But, after just a moment, I knew I should be honest with her, and with myself. "Well, I'm a homemaker," I said. "Wow, and that's one of the hardest jobs out there!" the nice woman answered. Then she said there was a spot to list all of my family members, so I named my husband and four children. The nice woman said "Boy, you do work hard, don't you?"

After the phone call had ended, I thought about the conversation for a while longer. Did she really say it had been eighteen years since I graduated high school? I still remember that hot summer afternoon in my school gymnasium, sweating in my dress and white nylon gown over it, white hat pinned to my hair, my fellow orchestra members in the upper deck playing 'Pomp and Circumstance' for all they're worth.

I was so happy I'd made it that far. I had actually completed 12 years of public education. Wow! I had been accepted to a high level university and hoped to enter the engineering program within the next year or so. I planned to have a very successful career doing something engineering-like, because I had enjoyed my math classes so much. And if that didn't work out, maybe I'd go to law school and work as a children's advocate in the family court system.

Isn't it amazing how God's designs and plans come in and lead you in a completely different direction? I never did get accepted into an engineering program. I did like math, but I did not like physics, and apparently you have to be good in both for engineering programs. Six years after graduation, I ended up with an Associates degree in Science, with an emphasis in English Literature, from a school I had never heard of when I graduated high school.

As for the high and mighty career, that flew out the window with a mighty whoosh the day I met my future husband. He was determined to have a wife that stayed home with the kids. And after many, many months of pondering, wondering, and talking to God about all of it, I realized this was the best plan for me. I wanted a family with this wonderful man more than a career, and I knew being home with my children was of far more importance than a full time job.

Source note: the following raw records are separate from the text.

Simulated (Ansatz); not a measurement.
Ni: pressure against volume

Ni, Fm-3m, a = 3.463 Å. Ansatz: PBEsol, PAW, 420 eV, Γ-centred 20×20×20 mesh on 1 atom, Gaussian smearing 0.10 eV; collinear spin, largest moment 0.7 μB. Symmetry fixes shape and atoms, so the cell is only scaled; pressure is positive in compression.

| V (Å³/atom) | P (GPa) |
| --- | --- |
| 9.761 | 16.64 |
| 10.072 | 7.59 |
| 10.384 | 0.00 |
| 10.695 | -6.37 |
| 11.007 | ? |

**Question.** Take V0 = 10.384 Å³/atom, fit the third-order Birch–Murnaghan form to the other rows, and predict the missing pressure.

So here I am, eighteen years after that young girl walked across the stage in her white cap and gown. Of course, if someone had told me that day what I would be doing today, I would have said they were crazy. But God knew. Isn't it nice how he leads us step by step into the right paths He has planned for us? Sometimes He has to stop us in our tracks and redirect us, but most of the time it's a little change here, little change there, until we are where He wants us to be.

Am I happy where I am? Yes. I'm am pursuing a challenging career full of glory and honor. But it's not worldly glory and honor for me. It's spiritual glory and honor for my Savior.